How can I manage my memory issue - c#

I am using ObservableCollection to store information on my CPU Usage and transferring this information to a line chart. the information is updated every second. It is working fine but I realize that this is going to jam up my memory overtime cos it just keeps adding information to the list.
What is the norm in this situation? Do you reset the list after every minute? I feel that would mess up how the chart looks every time it resets. Please advice how I could manage this memory issue swiftly. Thanks.
ObservableCollection<KeyValuePair<double, double>> chart1 = new ObservableCollection<KeyValuePair<double, double>>();
chart1.Add(new KeyValuePair<double, double>(DateTime.now, getCurrentCpuUsage()));

What exactly you should do depends on your requirements.

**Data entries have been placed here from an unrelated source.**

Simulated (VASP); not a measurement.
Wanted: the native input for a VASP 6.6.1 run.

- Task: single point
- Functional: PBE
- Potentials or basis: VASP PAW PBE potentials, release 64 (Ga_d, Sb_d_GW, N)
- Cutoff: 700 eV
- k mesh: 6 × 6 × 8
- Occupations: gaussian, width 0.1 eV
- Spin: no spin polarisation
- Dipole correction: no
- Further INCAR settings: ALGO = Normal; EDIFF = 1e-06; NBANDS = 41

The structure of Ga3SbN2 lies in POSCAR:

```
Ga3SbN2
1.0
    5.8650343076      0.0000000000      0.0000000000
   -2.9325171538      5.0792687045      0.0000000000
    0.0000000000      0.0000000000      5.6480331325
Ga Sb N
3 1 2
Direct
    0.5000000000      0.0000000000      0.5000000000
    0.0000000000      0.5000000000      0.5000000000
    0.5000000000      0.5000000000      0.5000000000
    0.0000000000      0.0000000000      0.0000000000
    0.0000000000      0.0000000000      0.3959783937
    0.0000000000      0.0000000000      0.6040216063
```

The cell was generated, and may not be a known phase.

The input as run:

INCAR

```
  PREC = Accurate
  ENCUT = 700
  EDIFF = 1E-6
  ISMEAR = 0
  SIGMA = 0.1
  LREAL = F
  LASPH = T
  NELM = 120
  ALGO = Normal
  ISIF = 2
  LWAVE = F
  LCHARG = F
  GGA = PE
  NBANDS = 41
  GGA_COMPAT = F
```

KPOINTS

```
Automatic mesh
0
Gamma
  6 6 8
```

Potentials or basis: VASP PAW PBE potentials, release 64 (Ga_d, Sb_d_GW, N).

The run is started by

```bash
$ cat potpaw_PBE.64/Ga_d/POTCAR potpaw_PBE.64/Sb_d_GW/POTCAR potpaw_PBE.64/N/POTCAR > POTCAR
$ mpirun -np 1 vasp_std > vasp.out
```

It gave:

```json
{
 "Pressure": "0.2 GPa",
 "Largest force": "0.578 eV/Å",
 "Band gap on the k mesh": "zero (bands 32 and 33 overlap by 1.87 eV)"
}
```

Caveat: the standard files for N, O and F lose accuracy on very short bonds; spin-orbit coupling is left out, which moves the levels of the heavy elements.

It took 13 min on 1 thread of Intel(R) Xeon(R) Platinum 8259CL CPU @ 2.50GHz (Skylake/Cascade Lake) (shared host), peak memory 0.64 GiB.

If you only need to retain a certain amount of data (e.g. 10 minutes or whatever), a bounded queue may be more appropriate than an ObservableCollection. That way, events that are "too old" automatically fall out of the data structure, allowing you to cap memory usage.
If you still want to be able to access older data in the future, you could write the data coming out of the end of the queue to a file or database instead of just dropping it.
For one implementation of a bounded queue see
Limit size of Queue<T> in .NET?
Since you may need an observable bounded queue, here are some notes on how to implement one (fairly straightforward)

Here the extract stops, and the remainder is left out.